Arlee track back in action
Mike Cast | Hagadone News Network | UPDATED 15 years, 6 months AGO
THOMPSON FALLS — The Arlee Warriors and Scarlets kicked off the track season with two meets this past week. It started with a team-based competition at Loyola on April 14, where scores were combined among the team’s different athletes.
Arlee senior Veronica Nelson led the Scarlets with a 29-foot-1-inch toss in the shot put.
“That was a good little toss for her,” Arlee head coach Sue Carney said.
Veronica also recorded an 87-foot discus throw at the event.
Another Arlee senior, Warrior Wyatt O’Neill, who was recently selected to the all-state basketball team, leaped up 5-feet-10 inches to start things out – the highest jump at the meet.
“That was a nice opening meet distance, but his plant foot kept slipping,” Carney explained. “I expect him to be in that 6-foot range.”
On Thursday at Thompson Falls, many of Arlee’s best found their marks.
The Scarlets scored 15 points to take seventh place by the time the athletes unlaced their track shoes.
In the 400-meter relay, the Scarlets raced to a fourth placed finish with a time of 1:01. Nelson struck again, this time at the javelin throw, releasing for a 107-foot toss, good enough to win the gold medal. Her sister, freshman Becca Nelson, took sixth with an 83-foot-9-inch chuck, a distance that impressed Carney.
Veronica finished sixth in the shot put, perhaps saving her energy for the discus which she threw 97 feet for her second gold.

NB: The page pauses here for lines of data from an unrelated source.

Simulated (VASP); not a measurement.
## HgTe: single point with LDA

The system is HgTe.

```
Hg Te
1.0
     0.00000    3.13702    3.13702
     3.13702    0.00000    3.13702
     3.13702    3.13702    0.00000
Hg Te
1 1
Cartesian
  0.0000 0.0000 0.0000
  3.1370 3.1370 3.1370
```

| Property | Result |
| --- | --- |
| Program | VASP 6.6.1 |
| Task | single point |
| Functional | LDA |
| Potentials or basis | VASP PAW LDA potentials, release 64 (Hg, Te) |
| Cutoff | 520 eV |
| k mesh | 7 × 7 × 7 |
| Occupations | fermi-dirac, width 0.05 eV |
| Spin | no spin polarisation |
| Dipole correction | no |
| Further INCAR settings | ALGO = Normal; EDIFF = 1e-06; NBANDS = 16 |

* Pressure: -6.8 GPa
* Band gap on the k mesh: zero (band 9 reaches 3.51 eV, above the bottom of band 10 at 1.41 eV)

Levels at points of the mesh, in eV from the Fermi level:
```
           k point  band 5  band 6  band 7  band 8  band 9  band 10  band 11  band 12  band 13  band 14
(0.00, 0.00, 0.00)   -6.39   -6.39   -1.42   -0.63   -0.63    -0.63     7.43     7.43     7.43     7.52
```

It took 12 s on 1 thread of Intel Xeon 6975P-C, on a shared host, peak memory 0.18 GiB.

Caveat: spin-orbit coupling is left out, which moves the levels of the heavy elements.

Arlee sophomore Cassandra Cline was the final Scarlet to place going fifth at the pole vault with a 6-foot-2-inch jump.
On the boys end, Arlee scored 24 points to take seventh like the girls. Arlee freshman Brady Potts took sixth in the 800-meter run, an athlete sports fans might remember from the mats this past wrestling season.
Arlee’s star wrestler, senior Jake Trujillo finished a few seconds shy of third place with a time of 5:11.20 in the 1,600.
Arlee also pulled out a fifth place finish in the 400-meter-relay (48.56).
Struggling with the loss of senior Cubby Pierre, who is nursing an ankle injury, the team finished last in the 1,600-meter competition.
O’Neill went big on the high jump again, 5-10. It was good enough for second place. And he didn’t stop there, taking bronze in the triple jump with a total of 40-feet-10-inches.
Trujillo earned one more medal for the Warriors with a 9-foot-8-inch pole vault.
Carney ran three freshmen in the long relay, Clayton Trimble, Zach Tameler, and Zach Carver.
Carver pushed it so hard he was sick after the meet, Carney noted.
“In true freshman style they gave it their all. Zach Carver ran his heart out,” she said.
Carney was pleased with her girls after the distance events. With senior Niche Brown at the helm, freshmen Meerim Dix and Raini Phelps will have experienced footsteps to follow in.
Overall, things have progressed well since practice began for Arlee, Carney said.
“I’m definitely seeing improvement overall as a team and in their ability to work toward a common goal. They’re starting to come together. The kids are starting to gel,” she said.
Arlee competes at Hot Springs today then goes to Big Sky at 10 a.m. on Saturday.